Open wengsy150943 opened 9 months ago
This bug still occurs in v7.5.0. And we find it will cause an unexpected connection close.
If we try to catch the expection in the case above and them rollback this transaction. The last rollback will fail because connection is closed.
We add a try-catch block in executeParamQueryAsync
in the raw case. Here is the new case.
package org.example;
import java.sql.Connection;
import java.sql.DriverManager;
import java.sql.PreparedStatement;
import java.sql.SQLException;
import java.sql.Statement;
import java.util.concurrent.CompletableFuture;
import java.util.concurrent.ExecutionException;
import java.util.concurrent.ExecutorService;
import java.util.concurrent.Executors;
public class Main {
private static final String TIDB_HOST = "49.52.27.20";
private static final ExecutorService executor = Executors.newSingleThreadExecutor();
private static final int TIDB_PORT = 4000;
private static final long TIMEOUT = 1010;
public static void main(String[] args) throws ClassNotFoundException, SQLException, InterruptedException {
Connection connection1 = null;
Connection connection2 = null;
Class.forName("com.mysql.cj.jdbc.Driver");
try {
// JDBC connection parameters
String jdbcUrl = "jdbc:mysql://" + TIDB_HOST + ":" + TIDB_PORT + "/test";
String username = "root";
String password = "";
// Establish the connections
connection1 = DriverManager.getConnection(jdbcUrl, username, password);
connection1.setAutoCommit(false);
connection2 = DriverManager.getConnection(jdbcUrl, username, password);
connection2.setAutoCommit(false);
// Init database
executeQuery(connection1, "drop table if exists t1");
executeQuery(connection1, "create table t1 (a int, b int,primary key(a))");
executeQuery(connection1, "insert into t1 values (3, 2),(2, 3)");
executeQuery(connection1, "begin");
executeQuery(connection2, "begin");
// Parameterized delete operations
System.out.println("c1 delete: " + executeQuery(connection1, "delete from t1 where a = 3"));
System.out.println("c2 delete: " + executeQuery(connection2, "delete from t1 where a = 2"));
// conn1 delete the record async
CompletableFuture<String> res = null;
System.out.println("c1 delete: " + (res=executeParamQueryAsync(connection1, "delete from t1 where a = 2")));
// keep conn2 commit at the same time when conn1's delete is timeout
Thread.sleep(TIMEOUT);
System.out.println("c2 commit: " + executeQuery(connection2, "commit"));
res.get();
} catch (SQLException | InterruptedException | ExecutionException e) {
e.printStackTrace();
} finally {
Thread.sleep(2000);
// Close resources in the reverse order of their creation
connection1.close();
connection2.close();
executor.shutdown();
}
}
private static String executeQuery(Connection connection, String query) throws SQLException {
Statement statement = connection.createStatement();
statement.execute(query);
return "Success" ;
}
private static CompletableFuture<String> executeParamQueryAsync(Connection connection, String query) {
return CompletableFuture.supplyAsync(() -> {
try (PreparedStatement preparedStatement = connection.prepareStatement(query)) {
preparedStatement.setQueryTimeout(1);
return preparedStatement.executeUpdate() == 0 ? "Failure" : "Success";
} catch (SQLException e) {
e.printStackTrace();
try {
connection.commit();
} catch (Exception e1) { // HERE we catch the unexpected exception thrown by tidb, and rollback this transaction
e1.printStackTrace();
try {
connection.rollback();
System.out.println("successfully rollback");
} catch (SQLException ex) {
throw new RuntimeException(ex);
}
}
System.out.println("c1 delete end");
return "Failure";
}
}, executor);
}
}
The last rollback fails and throws a exception because connection is closed.

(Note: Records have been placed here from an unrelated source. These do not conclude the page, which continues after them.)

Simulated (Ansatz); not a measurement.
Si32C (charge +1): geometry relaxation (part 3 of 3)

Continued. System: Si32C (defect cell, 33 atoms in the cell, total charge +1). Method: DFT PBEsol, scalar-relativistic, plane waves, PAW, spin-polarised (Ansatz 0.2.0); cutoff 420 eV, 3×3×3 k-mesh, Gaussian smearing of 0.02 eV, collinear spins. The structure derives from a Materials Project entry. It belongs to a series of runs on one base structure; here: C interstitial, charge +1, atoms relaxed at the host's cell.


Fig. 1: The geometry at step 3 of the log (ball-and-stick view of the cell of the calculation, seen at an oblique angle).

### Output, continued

java.util.concurrent.ExecutionException: java.lang.RuntimeException: java.sql.SQLNonTransientConnectionException: No operations allowed after connection closed.
at java.base/java.util.concurrent.CompletableFuture.reportGet(CompletableFuture.java:396)
at java.base/java.util.concurrent.CompletableFuture.get(CompletableFuture.java:2073)
at org.example.Main.main(Main.java:59)
Caused by: java.lang.RuntimeException: java.sql.SQLNonTransientConnectionException: No operations allowed after connection closed.
at org.example.Main.lambda$executeParamQueryAsync$0(Main.java:94)
at java.base/java.util.concurrent.CompletableFuture$AsyncSupply.run(CompletableFuture.java:1768)
at java.base/java.util.concurrent.ThreadPoolExecutor.runWorker(ThreadPoolExecutor.java:1144)
at java.base/java.util.concurrent.ThreadPoolExecutor$Worker.run(ThreadPoolExecutor.java:642)
at java.base/java.lang.Thread.run(Thread.java:1583)
Caused by: java.sql.SQLNonTransientConnectionException: No operations allowed after connection closed.
at com.mysql.cj.jdbc.exceptions.SQLError.createSQLException(SQLError.java:110)
at com.mysql.cj.jdbc.exceptions.SQLError.createSQLException(SQLError.java:97)
at com.mysql.cj.jdbc.exceptions.SQLError.createSQLException(SQLError.java:89)
at com.mysql.cj.jdbc.exceptions.SQLError.createSQLException(SQLError.java:63)
at com.mysql.cj.jdbc.exceptions.SQLError.createSQLException(SQLError.java:73)
at com.mysql.cj.jdbc.exceptions.SQLExceptionsMapping.translateException(SQLExceptionsMapping.java:73)
at com.mysql.cj.jdbc.ConnectionImpl.rollback(ConnectionImpl.java:1846)
at org.example.Main.lambda$executeParamQueryAsync$0(Main.java:91)
... 4 more
Since the case causes unexpected connection close, it may be more dangerous than a compatibility bug.
The TiDB version is:
+----------------------------------------------------------------------------------------------------------------------------------------------------------------------------------------------------------------------------------------------------------------+
| tidb_version() |
+----------------------------------------------------------------------------------------------------------------------------------------------------------------------------------------------------------------------------------------------------------------+
| Release Version: v7.5.0
Edition: Community
Git Commit Hash: 069631e2ecfedc000ffb92c67207bea81380f020
Git Branch: heads/refs/tags/v7.5.0
UTC Build Time: 2023-11-24 08:50:14
GoVersion: go1.21.3
Race Enabled: false
Check Table Before Drop: false
Store: tikv |
+----------------------------------------------------------------------------------------------------------------------------------------------------------------------------------------------------------------------------------------------------------------+
1 row in set (0.00 sec)
Is there anything related/interesting in the TiDB logs? Would it be possible to upload a network traffic dump (pcap(ng) from tcpdump or dumpcap)? Does this still happen with MySQL Connector/J 8.3.0? (I would assume this is the case)
Thanks for your reply.
1)
We read the tidb.log
and these may help:
[2024/01/19 16:22:30.544 +08:00] [INFO] [ddl.go:1184] ["DDL job is finished"] [category=ddl] [jobID=23981]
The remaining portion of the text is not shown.